XPath Cheatsheet for Links and URLs#

Combine attributes and functions to target specific link nodes. But first, how to get all <a> link nodes:

//a

Exact Matching#

Get all HTTPS links using the starts-with() function:

//a[starts-with(@href, 'https')]

Get all non-HTTPS links. As above, but negated by the non() function:

//a[not(starts-with(@href, 'https'))]

Get all links for MP3 audio files using the ends-with() function:

//a[ends-with(@href, '.mp3')]

Get all links without a trailing slash by combining the not() and ends-with() functions.

//a[not(ends-with(@href, '/'))]

Get all blog links that using the contains() function:

//a[contains(@href, 'blog')]

Negate the above to get all non-blog links using the not() function:

//a[not(contains(@href, 'blog'))]

Get all blog links about food using the and operator:

//a[contains(@href, 'blog') and contains(@href, 'food')]

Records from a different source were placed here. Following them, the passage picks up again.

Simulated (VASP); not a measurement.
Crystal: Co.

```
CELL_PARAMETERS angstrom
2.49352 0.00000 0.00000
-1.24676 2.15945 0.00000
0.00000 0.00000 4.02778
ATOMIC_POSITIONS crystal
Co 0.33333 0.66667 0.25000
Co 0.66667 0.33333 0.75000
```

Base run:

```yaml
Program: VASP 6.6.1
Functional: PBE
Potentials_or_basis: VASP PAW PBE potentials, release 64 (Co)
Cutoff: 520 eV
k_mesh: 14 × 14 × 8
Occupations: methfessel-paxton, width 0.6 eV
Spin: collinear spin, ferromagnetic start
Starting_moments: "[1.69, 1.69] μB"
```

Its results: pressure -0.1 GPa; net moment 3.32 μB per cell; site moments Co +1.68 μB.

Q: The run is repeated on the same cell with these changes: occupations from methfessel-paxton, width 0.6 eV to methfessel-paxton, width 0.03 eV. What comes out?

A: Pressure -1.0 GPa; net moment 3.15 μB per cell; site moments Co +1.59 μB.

Get all blog links that aren't about food by combining the and and not() operators:

//a[contains(@href, 'blog') and not(contains(@href, 'food'))]

Get all blog or news links using the or operator:

//a[contains(@href, 'blog') or contains(@href, 'news')]

Get all links with a URL longer than 55 characters using the string-length() function:

//a[string-length(@href) > 55]